I don’t think I suffer with perfectionism. Perhaps it’s more completionism that I struggle with. I always have a million different things that I’m working towards and nothing ever seems complete.
Now that I have clarity on my neurodivergence, I understand why. The understanding massively helps, especially as I look upon the perfection of others. I’ve found my way to make things work or perhaps I’m just to be happy to accept that everything is a continuous experience.
I mean, in reality, is anything ever really complete?
Perhaps if we deem things complete we fail to keep nurturing them and realising the further potential that they could have.
Looking back on everything that has worked for me has made me realise that I work best with things that are slowly built over time. This means I don’t really know what they will become in the future and that I’m building in airplane as it flies. 🙈
I start and figure out as I go
I do often give myself an unnecessarily hard time for being rough around the edges. I can’t be bothered or suck at perfectly crafted landing pages. I like to ship work that I’m happy with, but I have been known to be messy along the way, or have typos or lack a focus on clarity of the messaging.
Focusing on getting started is the indie way, the just ship it mindset, but starting without seeing progress is pretty depressing. It’s such a motivational killer.

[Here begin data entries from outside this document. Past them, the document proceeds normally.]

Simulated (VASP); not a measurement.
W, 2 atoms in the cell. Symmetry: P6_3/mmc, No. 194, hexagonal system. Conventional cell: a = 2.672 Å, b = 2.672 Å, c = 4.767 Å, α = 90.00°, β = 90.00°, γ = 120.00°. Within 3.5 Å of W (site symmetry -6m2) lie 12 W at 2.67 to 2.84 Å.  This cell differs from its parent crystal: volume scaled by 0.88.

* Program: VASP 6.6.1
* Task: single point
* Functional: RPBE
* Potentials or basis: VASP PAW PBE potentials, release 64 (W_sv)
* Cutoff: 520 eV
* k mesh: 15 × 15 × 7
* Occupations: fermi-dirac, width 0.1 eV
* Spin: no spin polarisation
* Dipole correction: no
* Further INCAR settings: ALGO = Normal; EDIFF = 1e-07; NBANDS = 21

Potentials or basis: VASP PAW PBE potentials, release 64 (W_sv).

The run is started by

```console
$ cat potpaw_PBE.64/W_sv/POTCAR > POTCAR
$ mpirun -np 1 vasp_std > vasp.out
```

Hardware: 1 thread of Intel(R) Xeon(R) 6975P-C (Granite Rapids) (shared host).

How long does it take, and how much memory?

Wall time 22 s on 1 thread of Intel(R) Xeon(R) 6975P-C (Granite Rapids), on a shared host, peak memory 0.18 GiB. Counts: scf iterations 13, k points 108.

I built a 7 figure business being rough around the edges, so it must work, to some extent, at least. Of course, I’ll always wonder if I could have made it to 8 figures if we had perfected everything, maybe. But also, a part of me probably would’ve died as part of the process. Who knows.
Slowly curated products are my bread and butter
Infact, the best example of a slowly curated product is a community. They tend to start super small, funnily lame and rough around the edges, but over time they are carefully curated and built to become incredibly useful resources.
Rosieland started as me attempting to write about community and over the past three years it has turned more into a community. As I like to say, communities are continuous, they are forever evolving.
Informational products can be a perfect curated product too. Often we think they need to be complete (like a course or a book), but the reality is that they take time.
Sébastien Dubois created a guide, curated resources and access to a lifetime community and has just reached $10k in sales. This is a curated product in the sense that resources will adapt and the community part of it may change over time too.
I am constantly curating resources and provide access to a curated resource of community building information that I add to every week. This is only a little bit of extra work for me and I constantly use the resource myself to dig up community information that I need.
This has also been great to point community members at. Often they ask for help on a specific topic and within a couple of minutes I have a ton of information to point them towards.
I’ve also started another community product called Community Cards where I promise to add at least 100 Community Tactics and Ideas (my real ambition is to get to 1000 Community Cards). I launched it with one piece of content within and a super low price. It’s enough to get going and any paying customers motivates me to keep going.
The slow curated product is not the end
I’m not sure if there is ever a true end, everything is a journey, however these curated products not only keep the motivation going, but they help us work towards our bigger goals too.
For me it is to write guides, books and courses. They are an immense effort though. And people are asking for help now. Partly this is my way of helping now, however each of these micro curated products will also help me towards creating my bigger products.
Is it a slower journey? Perhaps. But it is one that works for me. It keeps me going. I keep learning and discovering. And importantly along the way I am building up that all important trust, relationships, brand, follower and email list. 🌻
Rosie! This was a lovely article. It makes everything I do make sense. Surely the question "is anything ever truly complete?" has one answer to me - NO.